When the job they moved here for didn’t work out, they pivoted to opening the restaurant.
Vu says it’s American history come full circle, “With a side of pho.”

Survived War And Pirates
Nguyen and Vu’s parents are boat people, a term used for Vietnamese refugees who fled their country by sea after the Vietnam War ended.
As a Republic of Vietnam veteran, her father fought against communism, but Vu’s parents weren’t able to escape until 1979.
It was a harrowing journey as they left their home with two small children, risking violence and even death to expand their family in America and give their current and future children, like Vu, more freedom.
“Not too long into their journey, my parents, along with many other boats, encountered Thai pirates,” Vu said.
Historical newspaper reports from the late 1970s and 1980s show many refugees were terrorized by Thai pirates. They faced murder, rape, violence and theft. Vu said her family was scared but unhurt.
“They were all blindfolded and then pulled for hours through the ocean,” Vu said. “At the very end … the one thing they took were the compasses from everyone. And then that's when, guns drawn, they said, ‘Now, scatter around, leave, but don't come to our country.’”
Her father, who was declared the boat’s captain, used the sun and moon to guide the boat on a four-day journey to Malaysia. That’s where they began the process to immigrate to America.
“You can't help but get emotional, because it's not just for them,” Vu said. “Here, my parents had my sister and my brother with the hopes of coming to this new country and to expand our family. You wonder, like, what sacrifices have they made just to do that, to give us this better chance at life.”
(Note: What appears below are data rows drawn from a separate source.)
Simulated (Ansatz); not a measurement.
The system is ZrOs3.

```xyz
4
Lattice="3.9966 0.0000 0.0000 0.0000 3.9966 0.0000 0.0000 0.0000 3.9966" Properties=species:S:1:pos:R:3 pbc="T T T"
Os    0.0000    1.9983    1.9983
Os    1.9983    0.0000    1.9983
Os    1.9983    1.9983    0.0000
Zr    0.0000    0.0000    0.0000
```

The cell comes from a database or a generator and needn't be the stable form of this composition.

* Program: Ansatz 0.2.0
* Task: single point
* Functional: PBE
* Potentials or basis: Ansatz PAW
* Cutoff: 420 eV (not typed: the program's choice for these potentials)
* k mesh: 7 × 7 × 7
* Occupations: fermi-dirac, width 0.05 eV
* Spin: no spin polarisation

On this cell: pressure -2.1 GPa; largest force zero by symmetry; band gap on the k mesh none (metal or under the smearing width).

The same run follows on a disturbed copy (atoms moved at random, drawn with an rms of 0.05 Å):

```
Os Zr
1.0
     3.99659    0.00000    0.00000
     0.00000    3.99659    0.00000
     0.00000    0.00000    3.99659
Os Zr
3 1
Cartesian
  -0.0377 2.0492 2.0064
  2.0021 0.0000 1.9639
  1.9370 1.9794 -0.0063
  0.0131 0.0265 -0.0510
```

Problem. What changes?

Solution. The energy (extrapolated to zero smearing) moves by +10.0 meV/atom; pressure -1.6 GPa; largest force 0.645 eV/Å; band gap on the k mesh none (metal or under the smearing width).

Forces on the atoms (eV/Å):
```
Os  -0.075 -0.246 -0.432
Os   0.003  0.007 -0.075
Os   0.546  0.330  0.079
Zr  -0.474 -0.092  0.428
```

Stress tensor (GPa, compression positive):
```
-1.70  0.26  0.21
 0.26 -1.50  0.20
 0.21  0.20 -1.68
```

She’s often reminded of that history in the VFW post where many Vietnam veterans like Phelps and Soderquist have embraced the restaurant. Even when the restaurant was a point of tension for one Purple Heart veteran, their food built a bridge.
“When we first opened the cafe, he came, but he was very blunt,” Vu said. “He said to us, ‘KimChi, Elvis, I like you both very much as individuals, but the horrors of the war and having lost so many comrades still triggers me ’til this day. I am very sorry, but I will not be able to bring myself to come and support your Vietnamese restaurant.’”
She took no offense, but hoped he would change his mind. Last spring, he dropped by and ordered chicken fried rice.
“I shed a tear or two that day because it's a testament to the hope that with time you can, with your kindness, do something to hopefully show that you can … reconcile with your past to find a way, to find a path to move forward,” Vu said.
Connected Stories
When Phelps received his Vietnam War draft notice, he didn’t open it and went and signed up for the Navy, where he served from 1968 to 1972. Upon initially returning home, he didn’t feel pride in his service.
“[In] Vietnam, we weren't attacked. We felt it was just a political war, but we were told we were just trying to stop communist aggression, and we didn't,” Phelps said. “A lot of people died, and we didn't really accomplish much there.”
About a decade after returning home, he joined the Dubois VFW, then served as commander and is now the post’s senior vice commander. His pride in being a veteran grew, especially after his daughter and son joined the military.
His son, Chance, was killed in action in Iraq in 2004. HBO made a movie starring Kevin Bacon titled “Taking Chance” about returning the Marine’s remains to Dubois for his funeral.
The room the V Cafe operates in is named after Chance Phelps. It was also one of the last places Phelps saw Chance before he was deployed.
“I'm sure that the V Cafe has a lot to do with a lot more people, especially tourists and people from out of town, knowing Chance’s story from coming in this room and looking at things,” Phelps said.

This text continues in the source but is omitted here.